From the start, you chose documentary whereas most African filmmakers preferred fiction. Why?
I didn’t ask myself the question in the beginning: the films I have always been interested in stand between documentary and fiction, from Flaherty to Welles’ Touch of Evil, from Italian neo-realism to Satyajit Ray… It was interesting not to stage anything, I needed to be in the right place with the right viewpoint to make films that include an imaginary dimension. I felt this closeness in my desire to see the world and to talk about it. But the fact that a small team was enough to make a film was also important to me; it seemed to me to make it easier to meet the people living in a given place. I was able to communicate with that small team – the sound engineer, the cameraman and the location manager – for a journey with characters into whose intimacy we invite ourselves and who welcome us in. The films I feel close to are these, very human, that mark you deeply and create bonds.
Was it hard for you to be a pioneer?
We were in the Sixties, with the question of a newborn cinema which had to find its way without a school or examples. All along the way, I felt trapped by television; it never seemed to me to give a fair point of view, it remained either very national or regional. I feel close to other filmmakers like Abbas Kiarostami. We were together in the jury at the Cinémas du réel. Close Up was an extraordinary experience, just like Kramer’s movies. My generation made feature-length films that I found very empty, because they lacked mise-en-scene. Reality seemed richer to me.
What do you feel is important in the point of view that you offer?
Two philosophers have influenced me: my maternal grandmother and my grandfather. They helped me understand the place of the storyteller and the place of the listener. My grandmother used to say an interesting word always finds ears. A word without ears is meaningless. We must find our place to listen to the characters in our films.
You quote her in Ngor, l’esprit des lieux:’what matters in what we say is how much we are able to listen to it.’
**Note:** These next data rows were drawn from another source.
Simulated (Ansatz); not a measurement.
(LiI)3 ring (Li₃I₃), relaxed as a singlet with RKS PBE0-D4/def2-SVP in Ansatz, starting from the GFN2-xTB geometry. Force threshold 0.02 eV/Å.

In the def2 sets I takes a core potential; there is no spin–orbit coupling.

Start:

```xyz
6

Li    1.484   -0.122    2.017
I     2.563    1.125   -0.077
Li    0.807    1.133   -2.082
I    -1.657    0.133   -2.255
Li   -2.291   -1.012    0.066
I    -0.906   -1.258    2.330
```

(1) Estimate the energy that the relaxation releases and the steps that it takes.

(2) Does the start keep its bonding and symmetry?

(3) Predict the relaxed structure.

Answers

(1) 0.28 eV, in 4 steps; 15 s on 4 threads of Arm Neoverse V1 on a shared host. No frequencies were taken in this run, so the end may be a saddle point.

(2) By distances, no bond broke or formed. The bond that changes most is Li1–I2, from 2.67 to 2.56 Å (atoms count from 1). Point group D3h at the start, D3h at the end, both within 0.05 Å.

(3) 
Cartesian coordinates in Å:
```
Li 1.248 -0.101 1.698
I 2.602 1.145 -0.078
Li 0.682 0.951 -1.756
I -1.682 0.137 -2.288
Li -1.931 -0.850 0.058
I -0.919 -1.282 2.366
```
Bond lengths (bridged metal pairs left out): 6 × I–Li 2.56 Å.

Yes. When people tell me things that touch me, I remember what she said: « You can’t sit on the head of somebody who’s talking to you. » The matter is to know how high you put yourself. People also talk a lot through their movements. A movie-camera that isn’t in the right place disturbs, but if it is in its right place, it is invisible. People tell me my frames are tight and static in Questions à la terre natale, but the characters were free to move. The slightest movement in the frame is seen. The film crew was present, as well as friends and family, which implied a certain confidence in the film’s discourse and an acceptance of the camera. It’s an encounter that requires preparation and a step toward people you love. It’s about conveying words that touch and trying to share this with others.
There is a lot of jazz music in your films. Ngor is tremendously tender toward people and places, with an ethics of the world, this spirit of the place, and it ends with this exile’s music – just like you are. How do you situate this relationship with the origin and its ties with a nomadic culture?
Jazz is my music! I don’t know if it’s American. If you mix John Surman’s pieces that you can hear in Ngor and Abby’s trance on the beach, there’s no antinomy, no distance. When I make a film, there’s often a music in my head. It’s not always the one I’ll put in the film, but I hear it. I used to work with Magette Salla, the sound engineer, who sadly passed away. In Rwanda, I had asked him to add the small sounds and cries I was hearing, these pains of the country. He recreated them. In Lettre à Senghor, I had asked him for a slight wind, words, critical but light. He put wind all the way through the film. The same goes for the images, we’re talking about life, not the frame. In spite of the cameramen and my different cultural origins, we have something in common that makes it possible for us to talk about an image and create it. This is a quest for aesthetics, for a form capable of conveying the subject. It starts long before the film itself with a friendship, a fraternity, a companionship. I often tell myself that my films don’t belong to me, that they are an exchange. They belong to all those people I made the films with, to a given moment in my trajectory, where I was and where I knew that, and nothing else.
In his recent book about you, documentary filmmaker Henri-François Imbert describes your style as’filming resistance’. Do you agree with him?
We’re living in a world where everything is levelled down, which is unacceptable. I’m in my sixties, I have abandoned all the leftist and progressive movements, but there is something left. We only make movies that resemble us, with what we want and do not want. I am witness to this world; my attitude is like that of somebody enlightened; it’s impossible to have received an education without wanting to make the best of what you are taught. We can only bring dissonant voices, with liberalism dominating the world. We can’t make movies that are different from ourselves. It is not necessary to meet the director to know what he/she is; his/her films suffice. I’m far from having achieved what I’d have liked to, as far as resistance is concerned!
Now you’re working a lot with young filmmakers in Dakar.
Yes. The fertile atmosphere I find myself in today in Senegal, surrounded by young directors who come to see me because my door is wide open, who think I will give them more than I actually have, enriches me and brings me closer to an old quest. We have a place where young people and old people can stop by, where we discuss the state of the world. A movie about Haitian exiles has thus just been completed; it is something I have never seen in African cinema before. It is important for a filmmaker to talk with other filmmakers in order to discuss our cinematography, which is still young.
All this brings us back to the documentary’s transmissive role.
You can’t do anything on your own. I’m not the only documentary filmmaker in Africa, far from it and I don’t want to go it alone. I would love there to be a real African documentary movement and a reflection on the real. We were too much in Sembène’s wake. We need to take ourselves in hand and continue to be together. When I see the young take boats, preferring to commit suicide because they don’t have the answers to their fears and their future, we must find a solution! We’re doomed if these young people leave this land knowing they’re going to die. We must find a response, we can’t be silent. Once again, Africa is being won over by a sort of fatalistic resignation.